I know memory is fairly cheap but e.g. there are millions of new videos on youtube everyday, each probably few hundred MBs to few GBs. It all has to take enormous amount of space. Not to mention backups.
I know memory is fairly cheap but e.g. there are millions of new videos on youtube everyday, each probably few hundred MBs to few GBs. It all has to take enormous amount of space. Not to mention backups.
There are also techniques where data centers do offline storage by writing out to a high volume storage medium (I heard Blu-ray as an example, especially because it’s cheap) and storing it in racks. All automated of course. This let’s them store huge quantities of infrequently accessed data (most of it) in a more efficient way. Not everything has to be online and ready to go, as long as it’s capable of being made available on demand.

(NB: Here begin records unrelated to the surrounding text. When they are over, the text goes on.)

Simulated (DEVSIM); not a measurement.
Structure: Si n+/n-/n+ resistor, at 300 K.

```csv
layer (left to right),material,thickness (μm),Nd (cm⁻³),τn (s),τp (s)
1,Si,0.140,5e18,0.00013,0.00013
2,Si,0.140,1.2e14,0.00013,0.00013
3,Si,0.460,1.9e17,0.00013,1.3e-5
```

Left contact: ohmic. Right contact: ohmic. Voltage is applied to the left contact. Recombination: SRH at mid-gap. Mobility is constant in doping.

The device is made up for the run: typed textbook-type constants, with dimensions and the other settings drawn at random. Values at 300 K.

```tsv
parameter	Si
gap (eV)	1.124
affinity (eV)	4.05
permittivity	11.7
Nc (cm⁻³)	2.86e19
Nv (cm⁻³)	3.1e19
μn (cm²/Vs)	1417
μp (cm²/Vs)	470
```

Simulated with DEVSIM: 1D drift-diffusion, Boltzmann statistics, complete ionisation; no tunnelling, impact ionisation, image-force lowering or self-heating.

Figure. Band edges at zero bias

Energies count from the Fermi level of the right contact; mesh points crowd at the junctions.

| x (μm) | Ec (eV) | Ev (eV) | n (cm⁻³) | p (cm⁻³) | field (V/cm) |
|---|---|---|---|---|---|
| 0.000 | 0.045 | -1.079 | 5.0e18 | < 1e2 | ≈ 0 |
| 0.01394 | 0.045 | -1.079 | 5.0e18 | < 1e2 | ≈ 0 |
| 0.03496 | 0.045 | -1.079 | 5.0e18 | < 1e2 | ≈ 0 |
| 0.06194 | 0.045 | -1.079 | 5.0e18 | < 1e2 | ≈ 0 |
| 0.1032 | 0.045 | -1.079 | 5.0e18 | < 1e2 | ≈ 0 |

Edit: Clarifying that tape medium is typically used for the longest term storage with the caveat that read is slow, so that used for the stuff that is least likely to be accessed. For things that are accessed infrequently but still need to be available relatively frequently you can have a “caching layer” which is what I was referring to with the discs. It’s a tradeoff between speed of access and information density. Here’s an article from 2015 where Facebook/Meta is discussing their design: https://engineering.fb.com/2015/05/04/core-data/under-the-hood-facebook-s-cold-storage-system/
It’s far more likely that Google, AWS, and Microsoft are using tape for high-volume, long-term storage.
According to diskprices.com, these are the approximate cost of a few different storage media (assuming one is attempting to optimize for cost):
Tape archives are neat too, little robot rearranging little tape drives in his cute little corridor
You can feel it on YouTube when you try to access an old video that no one has watched in a long time.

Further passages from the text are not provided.